I turned to Google for help and started reading other blogs and articles on how one should go about this. Apparently, I was supposed to make a YES, MAYBE, and NO pile – so I did. My YES pile included my go-tos and frequently worn pieces. It also included some pleasant surprises I found that had gotten lost / forgotten in my whirlwind of a closet. My NO pile consisted of the “what I was thinking?” or “this looks like it was made for a child” items. However, majority of my items ended up in the MAYBE category which I assume is a common challenge when clearing out our closets. So here’s how I dealt with what was in my MAYBE pile:
1. What if this comes back in style?
We’ve all seen fashion trends resurface. Case in point – high-waisted jeans.
Here’s what I did: I asked myself, if this trend came back in style after 5 years, would I (me, personally) still be into it? Would I still wear those extra low-rise jeans from high-school if they came back in style today? No. Definitely not. Reality is, after establishing some understanding of our personal styles and preferences, we don’t usually evolve or adapt to the same clock as fashion.
2. Aw my university hoodie and my kick-ass collection of band tees!
Yes – we all have those pieces that are just too sentimental to get rid of. For me, it was primarily my extensive collection of rock band tees that each reminded me of a particular concert or memory in time.
Here’s what I did: allowed myself 1 small dedicated drawer to keep my most memorable pieces. This dedicated space forced me to prioritize my most prized possessions and kept me disciplined.
3. These smaller sized items are going to push me to lose weight.
We often keep clothing that no longer fits because we think it will motivate us to make healthier choices. Truth is – we cannot use material objects that will sit in the back of our closet as inspiration to create change.
Here’s what I did: tried each questionable piece on and moved it to the NO pile if it didn’t fit. I also took some time to accept that my body has changed, and set fitness goals in something I actually look at daily (i.e. journal). Remember - you are beautiful and all the motivation you need to make positive changes lies within you (but that’s a whole other blog!).
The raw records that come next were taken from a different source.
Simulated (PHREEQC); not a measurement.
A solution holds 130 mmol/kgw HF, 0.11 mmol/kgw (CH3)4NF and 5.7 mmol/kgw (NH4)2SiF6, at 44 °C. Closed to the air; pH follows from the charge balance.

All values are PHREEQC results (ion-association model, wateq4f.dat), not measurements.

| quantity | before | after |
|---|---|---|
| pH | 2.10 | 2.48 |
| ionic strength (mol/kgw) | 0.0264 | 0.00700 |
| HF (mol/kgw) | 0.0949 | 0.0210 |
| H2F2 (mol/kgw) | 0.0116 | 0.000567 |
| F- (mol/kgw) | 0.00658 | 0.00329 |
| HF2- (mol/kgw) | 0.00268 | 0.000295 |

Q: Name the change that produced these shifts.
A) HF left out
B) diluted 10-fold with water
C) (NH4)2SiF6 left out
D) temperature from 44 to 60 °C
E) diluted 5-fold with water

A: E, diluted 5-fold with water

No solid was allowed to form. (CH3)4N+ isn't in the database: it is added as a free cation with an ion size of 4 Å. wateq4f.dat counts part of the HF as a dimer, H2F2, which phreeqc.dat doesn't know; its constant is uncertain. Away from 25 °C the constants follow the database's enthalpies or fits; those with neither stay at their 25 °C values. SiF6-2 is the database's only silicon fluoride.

Everything else I still had in my MAYBE pile, I brought to the Fresh Fashion Library. It was an easy way to de-clutter but still allowed me with the option to have my items back if I needed them. Update: it’s been 3 months and I have taken 0 items back.
Here are my closets and drawers before the huge clear-out:
And this is after!
We are in a constant state of consumption because we feel that it will lead to more fulfilling lives. I’m learning that abundance isn’t defined by the number of items I have in my closet. There is greater freedom and clarity that lie beyond letting go of past possessions that no longer serve us. Clearing out my closet has not only made me feel lighter and happier, it has also saved me a lot of time in getting dressed everyday. I still have a long way to go but I hope my progress so far motivates you to join me in kick-starting your journey as well.